Saving Earth One Business at a Time: How a Global Green MBA is Helping One Student Meet His Own Triple Bottom Line
International Business and Global Green MBA 2011
Home region/country: Cheshire, Connecticut
Undergraduate education: B.S. Lehigh University, 2005
Previous work experience: Stantec Consulting (Oregon), Groundwater & Environmental Services, Inc. (Connecticut)
Clubs at Brandeis: Net Impact, European Business Club, Brandeis Consulting Club, International Marketing Club
“I honestly think the world is at a crossroads, and I want to be part of the force that moves it in a positive direction. IBS is teaching me about ‘the triple bottom line’ where companies can lessen their environmental impact, save money, and even produce some social good.”
Published: Sept. 1, 2010
WALTHAM, Mass. – Tom Stretton never imagined himself at business school. As a kid, he was a tinkerer who liked science and math. At Lehigh, he minored in philosophy and was involved in environmental causes on campus.
“I used to think of business as a greed-driven enterprise,” says Tom. “It was for people who were passionate about nothing but making a lot of money.”
But, after a few years as an environmental scientist at a commercial real estate firm, he decided he wanted more out of his professional life. He applied to IBS’s Global Green program, an MBA concentration that focuses on social responsibility and environmental issues. “I honestly think the world is at a crossroads,” he says, “and I want to be part of the force that moves it in a positive direction. IBS is teaching me about ‘the triple bottom line’ where companies can lessen their environmental impact, save money, and even produce some social good.”
Tom, who plans to spend a semester at the Copenhagen Business School, an institution renowned for green thinking, says he’s been inspired by many of the company and thought leaders who’ve visited IBS to speak about environmental issues. For instance, Jeffrey Hollender, president of Seventh Generation, the natural home products company, spoke in the fall, and Rajendra Sisodia, a co-author of Firms of Endearment and one of the leading figures of the conscious capitalism movement, also visited.

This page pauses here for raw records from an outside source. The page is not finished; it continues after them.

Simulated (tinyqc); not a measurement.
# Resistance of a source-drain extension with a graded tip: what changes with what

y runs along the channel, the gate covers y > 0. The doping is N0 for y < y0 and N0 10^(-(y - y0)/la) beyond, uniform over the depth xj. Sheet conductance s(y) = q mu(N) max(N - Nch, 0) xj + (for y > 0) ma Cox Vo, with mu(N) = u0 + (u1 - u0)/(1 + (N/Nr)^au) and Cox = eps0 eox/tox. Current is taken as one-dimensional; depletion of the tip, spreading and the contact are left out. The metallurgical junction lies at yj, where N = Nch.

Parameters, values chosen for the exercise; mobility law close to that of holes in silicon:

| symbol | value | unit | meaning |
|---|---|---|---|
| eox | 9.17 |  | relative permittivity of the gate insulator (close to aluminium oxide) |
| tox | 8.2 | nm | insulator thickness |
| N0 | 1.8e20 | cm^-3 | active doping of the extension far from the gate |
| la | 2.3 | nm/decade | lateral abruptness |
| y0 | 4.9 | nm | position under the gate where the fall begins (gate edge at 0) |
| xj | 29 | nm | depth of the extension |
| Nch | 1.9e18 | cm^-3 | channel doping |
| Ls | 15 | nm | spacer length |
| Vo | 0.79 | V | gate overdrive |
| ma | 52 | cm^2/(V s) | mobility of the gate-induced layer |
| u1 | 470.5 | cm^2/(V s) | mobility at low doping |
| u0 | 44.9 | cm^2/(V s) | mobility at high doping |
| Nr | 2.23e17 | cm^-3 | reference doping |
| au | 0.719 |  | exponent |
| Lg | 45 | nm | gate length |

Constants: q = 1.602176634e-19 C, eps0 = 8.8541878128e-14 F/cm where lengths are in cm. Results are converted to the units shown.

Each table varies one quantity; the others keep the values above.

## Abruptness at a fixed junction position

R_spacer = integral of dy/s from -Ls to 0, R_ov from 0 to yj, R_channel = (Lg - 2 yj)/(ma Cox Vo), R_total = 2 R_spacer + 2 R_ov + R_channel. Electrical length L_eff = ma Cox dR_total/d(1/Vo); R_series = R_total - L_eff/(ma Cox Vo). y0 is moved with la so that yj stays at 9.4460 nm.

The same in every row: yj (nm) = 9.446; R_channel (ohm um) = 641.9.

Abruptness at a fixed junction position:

“I’ve noticed a real shift in business thinking,” he says. “It seemed as though more and more companies are adopting a values-driven model of doing business and trying to find that sweet spot where you can make a profit and better the environment. It tells me that there are going to be more opportunities in this area.”
In his spare time, Tom—who is first generation American and is in the process of obtaining his Irish citizenship—spends a lot of time working on projects and events for student-run clubs. He is a founding member of the European Business Club, and he is on the leadership team of the Brandeis chapter of Net Impact, an international group of MBA and graduate students who advocate that businesses work for the social good. He is also a member of the Brandeis Consulting Club, which is working on a project dealing with renewable energy.
“The clubs in general offer many great opportunities to get experience and pursue projects in areas that are not fully addressed in class,” he says. “They help you make what you want out your education, if you will.”